A grand jury in St. Louis, Missouri has declined to indict Darren Wilson, the white Ferguson police officer who shot and killed unarmed black teenager Michael Brown in August, reigniting violent demonstrations from months ago.

St. Louis County prosecutor Robert McCulloch announced the decision, which was condemned by the 18-year-old man’s family and supporters. President Barack Obama called for peace, but police and protestors clashed moments after the announcement  9 p.m. Monday.

“There was a full investigation,” McCulloch said of the grand jury’s review of 75 hours of testimony from 60 witnesses. “They determined that no probable cause exists.”

Two black women, one black man, six white men and three white women comprised the grand jury. They spent three months weighing the evidence to render their decision.

Ferguson, Mo. has been a city of unrest since the shooting, with mass protests and demonstrations; many resulting in violent clashes with military-outfitted police and riot squads as well as the state National Guard capturing headlines around the world.

Brown’s slaying reignited passionate discussions about racial tension in the United States and fueled debate regarding press freedoms.

McCulloch, Obama and Brown’s family urged protestors to use the incident as an opportunity for positive change and not an excuse for violence.

“No matter what the grand jury decides, I do not want my son’s death to be in vain,” Obama said, quoting Brown’s father, which later issued a statement saying he was disappointed by the decision.

Those calls for peace appeared to be ignored, as protestors were seen on TV news reports throwing tear gas canisters back at police after police tried to disperse the crowd, once it turned unruly.

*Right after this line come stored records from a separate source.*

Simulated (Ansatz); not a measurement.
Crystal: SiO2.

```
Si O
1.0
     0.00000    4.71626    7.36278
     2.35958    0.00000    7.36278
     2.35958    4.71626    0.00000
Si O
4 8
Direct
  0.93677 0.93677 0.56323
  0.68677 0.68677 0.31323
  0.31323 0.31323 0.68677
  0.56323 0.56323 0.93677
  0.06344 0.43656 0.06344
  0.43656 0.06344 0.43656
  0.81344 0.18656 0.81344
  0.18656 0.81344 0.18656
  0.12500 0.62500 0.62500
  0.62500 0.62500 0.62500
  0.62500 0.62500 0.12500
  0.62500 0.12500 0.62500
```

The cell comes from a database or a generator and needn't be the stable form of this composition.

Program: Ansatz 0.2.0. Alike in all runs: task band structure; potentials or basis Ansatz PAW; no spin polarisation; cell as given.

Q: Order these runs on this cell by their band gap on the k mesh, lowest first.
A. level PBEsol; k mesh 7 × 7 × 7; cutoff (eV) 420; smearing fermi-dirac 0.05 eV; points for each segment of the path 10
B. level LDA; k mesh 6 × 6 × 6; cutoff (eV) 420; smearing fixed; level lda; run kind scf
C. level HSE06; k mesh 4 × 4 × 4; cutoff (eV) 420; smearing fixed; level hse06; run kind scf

Local businesses in the area had boarded up their windows and several schools in the area had closed early for Thanksgiving break, according to published reports, in anticipation of the verdict. Missouri Gov. Jay Nixon declared a state of emergency and also activated the Missouri National Guard.

He stood with St. Louis County Executive Charlie A. Dooley and St. Louis Mayor Francis G. Slay Monday evening prior to the grand jury’s decision, jointly calling for “peace, respect and restraint.”

“No matter what is announced,” said Dooley, “people will be emotional. I want people to think with their heads, not with their emotions.”

“What happened to Michael Brown has deeply divided us,” said Slay, adding a message to protestors. “We will protect your right to peacefully assemble and speak your mind. [But violence and destruction of property] will not be tolerated.

“The world will be watching us.”

The U.S. Department of Justice is currently conducting a civil investigation into the Ferguson Police Department. That probe is ongoing, but it is unclear when it will be completed.